The Dom: John Gotti

October 6, 2003

Both the Mafia and prosecutors agreed that the most important “godfather” in American crime through the 1990 would be John Gotti. Gotti was cut from the old mold, a type some law enforcement officials say hasn’t been matched around New York Mafia circles since the demise of Albert Anastasia, the chief executioner of Murder, Inc., and reportedly Gotti’s underworld idol.

By 1985, Gotti was considered the top capo in the Gambino crime family, the most powerful Mafia Organization in the nation. At the time, he was running rackets- at JFK airport as well as other Gambino operations throughout the New York Metropolitan area and was a particular favorite of the under boss of the group Aniello Dellacroce, an again but still brutal Mafioso. As much as Dellacroce liked Gotti, boss Paul Castellano hate him, or more accurately feared him, which in the mafia automatically breeds hatred.

In 1985, both Castellano and Dellacroce were indicted on a number of charges. Both in the late 60’s, long prison terms would effectively end their reigns in the mob. It looked like just a simple waiting period for Gotti. He waited in style, brutal perhaps, but suave. “Gotti looks like a movie star,” said a detective who knew him quite well. “He wears hand tailored clothes, drives a big black Lincoln and likes good restaurants.” One of five brothers, Gotti worked his way up through the mafia ranks. He became a capo as a reward for “good works” he did for the late family chief, Carlo Gambino. In 1972 Gambino’s nephew, Manny Gambino, was kidnapped by other underworld characters who demanded a $350,000 ransom. After part of the ransom was paid, the kidnappers murder many and buried the corpse in a New Jersey dump. The FBI arrested two suspects while Carlo Gambino put out a contract on a third, Irish mobster James McBratney. McBratney was soon murder in a Staten Island bar by a three-man execution squad. Gotti, convicted as one of the death squad, served a portion of seven-year sentence in a Greenhaven State Prison in New York. He was no stranger to iron bars, having previously done time for hijacking.

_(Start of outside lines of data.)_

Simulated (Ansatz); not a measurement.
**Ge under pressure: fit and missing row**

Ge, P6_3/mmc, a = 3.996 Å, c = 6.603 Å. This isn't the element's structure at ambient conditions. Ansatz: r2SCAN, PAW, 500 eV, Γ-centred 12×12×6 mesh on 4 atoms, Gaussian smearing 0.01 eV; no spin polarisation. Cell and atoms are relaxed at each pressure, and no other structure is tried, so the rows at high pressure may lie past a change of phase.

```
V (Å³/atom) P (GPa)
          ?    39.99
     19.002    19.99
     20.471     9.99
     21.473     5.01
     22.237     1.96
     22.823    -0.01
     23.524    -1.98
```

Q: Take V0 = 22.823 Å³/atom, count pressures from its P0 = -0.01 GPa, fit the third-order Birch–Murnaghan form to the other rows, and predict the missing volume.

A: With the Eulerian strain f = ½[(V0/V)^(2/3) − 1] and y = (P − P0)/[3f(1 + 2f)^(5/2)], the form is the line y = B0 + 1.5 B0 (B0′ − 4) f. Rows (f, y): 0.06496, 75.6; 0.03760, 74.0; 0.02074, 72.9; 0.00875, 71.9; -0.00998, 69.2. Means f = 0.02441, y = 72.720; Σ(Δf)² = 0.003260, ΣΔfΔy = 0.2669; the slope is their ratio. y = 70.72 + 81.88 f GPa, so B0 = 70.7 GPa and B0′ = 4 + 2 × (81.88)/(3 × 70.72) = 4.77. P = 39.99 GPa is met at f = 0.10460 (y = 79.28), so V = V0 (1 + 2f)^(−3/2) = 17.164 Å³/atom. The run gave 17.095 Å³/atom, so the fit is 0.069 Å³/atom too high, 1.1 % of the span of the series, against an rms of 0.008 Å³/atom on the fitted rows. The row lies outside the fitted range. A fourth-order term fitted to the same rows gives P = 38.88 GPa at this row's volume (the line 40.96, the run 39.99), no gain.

On his release, Gotti was welcomed back by Gambino who saw to it that he moved up rapidly for services rendered. In 1978, Gotti was named a capo and became a top associate of Dellacroce. Gotti and many other Mafiosi felt that Dellacroce deserved to be the head of the family instead of Castellano. But Dellacroce kept Gotti in line.

Trouble was brewing up in the Gambino Family. But Gotti didn’t seem worried, and then Castellano named a mobster close to him, Thomas Bilotti, to the position of capo, the equal of Gotti. If Dellacroce died, Castellano was going to name Bilotti underboss, and if he, Castellano went to prison, Bilotti would take over as godfather. And Gotti would be out cold.

Dellacroce died on December 2, 1985. Two weeks later Paul Castellano and his protégé Bilotti was shot to death outside a Manhattan steak house. And within 8 days it seemed Gotti was in charge of the biggest mafia family in the nation. He was the center of attention at a party in a reputed meeting place of the Gambino family, the Ravenite Social Club in Little Italy. “All the big shots from the family were there,” and investigator quoted, “and Gotti walked in like he owned the joint. He obviously had no fear of anyone.”